Tuesday, June 30, 2009

Back to Ooms

June 19th

Last Sunday Jimmy and I went back to Ooms for a walk.

Oh those wonderful summer meadows! Oh, the smells of summer in the air, of moist earth, lake water, and flowering plant life everywhere! The grasses were hip high now, strewn with daisies and clover and other blossoms I have no names for, the water had already bloomed with algae. There was a family standing at the bank, each of them holding fishing rods in their hands. Birds singing in the trees, meadow larks jubilating in the air, the wind wafting through the grasses. They are too tall for Jacky to run through, so she has to stay on the mown paths. The sky was clear, the clouds were luminous white and puffy, the temperature perfectly beautiful.

The last time I had been here with Jimmy, Constantin, Sophia and Anina, it had been so cold and windy it made my ears ache, and I hadn't been strong enough to walk around all of the lake. Now nothing of that was left. I walked past the pear tree the bird had perched on that had arrested me with it's singing and thought back to that timeless moment of slowness when I was gliding by under it's branches... now they were laden with leaves, sparkled by the sun.

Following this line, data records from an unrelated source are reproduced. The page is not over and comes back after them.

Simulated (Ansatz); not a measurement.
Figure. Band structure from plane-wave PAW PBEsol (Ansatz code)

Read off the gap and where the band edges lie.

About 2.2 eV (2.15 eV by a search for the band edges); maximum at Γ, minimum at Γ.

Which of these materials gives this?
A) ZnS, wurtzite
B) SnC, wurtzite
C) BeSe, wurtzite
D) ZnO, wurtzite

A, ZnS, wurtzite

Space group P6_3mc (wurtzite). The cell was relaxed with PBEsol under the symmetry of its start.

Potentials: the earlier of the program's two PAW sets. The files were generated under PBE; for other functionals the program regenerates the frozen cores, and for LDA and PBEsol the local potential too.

It's good to feel strong again.

Yoga is a bit of a different matter. I haven't resumed a regular practice and a week ago I went back to Karen's Yoga class at Kripalu. This is a more vigorous class than the practice I do at home, but in the past that had been fine. This was the first time I had been back here in over six months, and, yes, my body feels different. My muscles just didn't want to work that hard. My brain kept saying "it's all right, you can take it slower", or "go ahead, you can sit this one out". But there is that odd pull of the group, the odd need to participate with what everybody else is doing, the strange power that holds you back from doing something different than everybody else. I made it through that class but my bones, and my flesh, and my muscles did not like it all that much. There may be a time in the future when that pace will be right for me again. For now it seems my body wants to move more slowly and less vigorously, and I will honor that. If I go back I will simply tell Karen that I am going sit a few exercises out in between, just so that I know I have an "ally" in the room and that ally will be the instructor herself in front of the room and that'll help.

Two days ago I worked in the garden most of the day. It started out being chilly, then it got warm, then it became colder again and I changed my clothes accordingly. I just puddled along all day with what I wanted to do. This does feel different! In a good way. There is a new luxury in the availability of the thought that I can let it go, that I don't have to meet the hypothetical goal I have set for myself. I can leave things half done, and time will embrace all of it lovingly. It doesn't matter if not all pots are planted; it doesn't matter if one flower bed never gets weeded this year. Time has become more of a friendly companion than an anxious competitor.